Photography by Kathy Tran

Clyde Greenhouse moved to Dallas in the late ’90s for a job as a project manager at a law firm. Even though he started his cookie company 17 years ago, he held his corporate job, which involved extensive travel, until seven years ago.

One occupation was just not enough for Greenhouse.

To make new friends after arriving in Dallas, he worked as a night manager for Crate & Barrel at NorthPark. That’s where he learned about high-end cookware and began participating in cooking classes.

Even though he grew up in rural Louisiana, where the women in his family were great cooks and bakers, he wasn’t really allowed in their kitchens.

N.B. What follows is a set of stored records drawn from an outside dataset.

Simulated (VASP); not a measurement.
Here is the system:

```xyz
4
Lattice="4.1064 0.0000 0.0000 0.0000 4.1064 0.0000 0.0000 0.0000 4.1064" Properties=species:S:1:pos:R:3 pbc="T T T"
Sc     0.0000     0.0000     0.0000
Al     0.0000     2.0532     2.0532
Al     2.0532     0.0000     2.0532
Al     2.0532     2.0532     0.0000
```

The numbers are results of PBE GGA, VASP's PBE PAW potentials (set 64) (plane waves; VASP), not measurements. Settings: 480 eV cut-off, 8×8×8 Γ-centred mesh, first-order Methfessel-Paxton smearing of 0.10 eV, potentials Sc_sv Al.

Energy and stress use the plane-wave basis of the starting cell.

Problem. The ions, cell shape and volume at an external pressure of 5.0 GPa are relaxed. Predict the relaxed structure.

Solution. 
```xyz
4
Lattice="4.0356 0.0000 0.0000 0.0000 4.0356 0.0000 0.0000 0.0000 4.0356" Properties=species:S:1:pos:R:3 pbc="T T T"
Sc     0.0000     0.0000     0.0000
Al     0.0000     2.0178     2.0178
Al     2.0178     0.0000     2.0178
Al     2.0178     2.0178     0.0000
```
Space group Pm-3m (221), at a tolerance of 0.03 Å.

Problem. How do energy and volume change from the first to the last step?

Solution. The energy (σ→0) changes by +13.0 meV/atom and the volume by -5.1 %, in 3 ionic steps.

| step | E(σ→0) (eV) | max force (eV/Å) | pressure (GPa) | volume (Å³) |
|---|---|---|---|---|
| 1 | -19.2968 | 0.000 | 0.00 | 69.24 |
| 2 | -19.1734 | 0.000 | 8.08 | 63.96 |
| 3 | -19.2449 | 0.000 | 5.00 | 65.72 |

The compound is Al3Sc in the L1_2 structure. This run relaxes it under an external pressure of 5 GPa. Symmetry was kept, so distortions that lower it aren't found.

He and his partner, Michal Taylor, started Kessler Cookie Co. in 2003 to make corporate gifts, operating only around the holidays for the first several years. They called on friends and family to help them fill all of their orders. Greenhouse’s two sisters, who lived in Dallas, started bringing trays of cookies to parties and events.

Greenhouse and Taylor even enrolled in culinary school at El Centro college for two semesters of night school.

They didn’t rush it, purchasing the former cottage that is now their retail space on North Beckley in 2006. The business continued with corporate gifts, now operating year-round, and they picked up placements in coffee shops while building a retail base.

Now it’s the Kessler Baking Studio, which, in normal times, offered 30 cookie varieties a day. Now it has about 12. They also make several varieties of brownies and blondies, as well as cereal treats, short breads, bundt cakes and, on Sundays, cinnamon rolls.

Their website starts taking cinnamon roll orders at 6 p.m. Saturday, and they typically sell out.

Customers come from the neighborhood, but Greenhouse says the bulk of his customer base comes form Duncanville, Desoto, Cedar Hill and Downtown Dallas.

Greenhouse says his favorite cookie is the Kessler-doodle, his take on a snickerdoodle, which has ginger and is heavy on the spices. That is among the top sellers, along with chocolate chip and oatmeal cranberry walnut.

The best thing about being the cookie man is the people. Sometimes it’s like being a non-alcoholic bartender, he says. “It’s a mood changer,” he says. “People will walk in, and they’re happy, but they’ll tell you about the bad day they’re having.”